My full name is Paul Christian Sullivan. I was born in Cumberland, Maryland in 1952 and lived most of my childhood in the nearby college town of Frostburg, Maryland. For most of my career, I have been an attorney, litigating nasty insurance-related disputes. For the best part of my life, the latter years since age forty-five, I have lived as a Christian and continue to grow in faith each day. I serve as a court-appointed and private mediator and lead a marriage ministry called Marriage Miracles.
I graduated from St. Michael’s Elementary School in 1966, Bishop Walsh High School in 1970, Mercersburg Academy in 1971, Washington College in 1974, and the University of Baltimore School of Law in 1977. I have been licensed to practice law in the District of Columbia, Florida, Maryland, Pennsylvania, and West Virginia. More recently, I have attended Antietam Bible Seminary in Hagerstown, Maryland.

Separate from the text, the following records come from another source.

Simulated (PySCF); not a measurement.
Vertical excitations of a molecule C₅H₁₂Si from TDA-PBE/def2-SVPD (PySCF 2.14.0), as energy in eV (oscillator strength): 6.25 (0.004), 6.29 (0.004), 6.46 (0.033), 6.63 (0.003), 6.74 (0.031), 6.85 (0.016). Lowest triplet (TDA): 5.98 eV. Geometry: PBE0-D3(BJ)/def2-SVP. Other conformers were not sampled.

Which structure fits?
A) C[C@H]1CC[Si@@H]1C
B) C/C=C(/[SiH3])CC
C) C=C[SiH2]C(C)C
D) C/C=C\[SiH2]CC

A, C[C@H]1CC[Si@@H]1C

I have experience with marriage and divorce both as a litigator and personally. I now live in Hagerstown with my beloved wife, Cynthia Kelly Sullivan. I am a father, a stepfather, and a grandfather. I am a member of three churches, St. Michael’s Church in Frostburg, MD; McGregor Baptist Church in Fort Myers, FL; and Ringgold Church of Christ in Hagerstown, MD. In each denomination I am spiritually fed in different ways.
Throughout my life God has changed me, molded me, and allowed me to draw closer to Him. At age five, I began to follow self-imposed patterns of behavior and coping mechanisms as an outgrowth from emotional trauma. Over the early years, these patterns made complete openness mostly impossible. That changed later in life through my relationship with God. I searched for the source of my failures rather than holding onto my old “looking good” stories. The latter coping mechanism placed fault mostly on others but rarely on myself. Eventually I recognized my harmful behavioral patterns and their roots, and I took corrective action. Slowly but surely, I realized that my secular lifestyle would not only lead to spiritual death but that a new life could blossom through God’s love and grace. After failure in two marriages, I finally admitted I couldn’t do it myself and pleaded for Christ to help me. He answered me with a thirst for the boundlessly available living waters of the Word.
So, in short, this book is one of the results of the Holy Spirit taking my broken spirit and guiding me to turn the ship around in a troubled storm that thrashed, crashed, and submerged my heart for more than forty-five years. Through the study of Scripture, the seven elements of God’s Design for Marriage emerged and became vividly clear to me, and I understood why marriages are more likely to fail if a couple does not embrace and live within God’s Design for Marriage.
Many of us learn only the hard way. I, for one, learned through the horrendously painful process of mistake and failure. My prayer is that I might help someone else learn without having to go through the emotionally devastating and destructive process of divorce, which requires years and years of healing.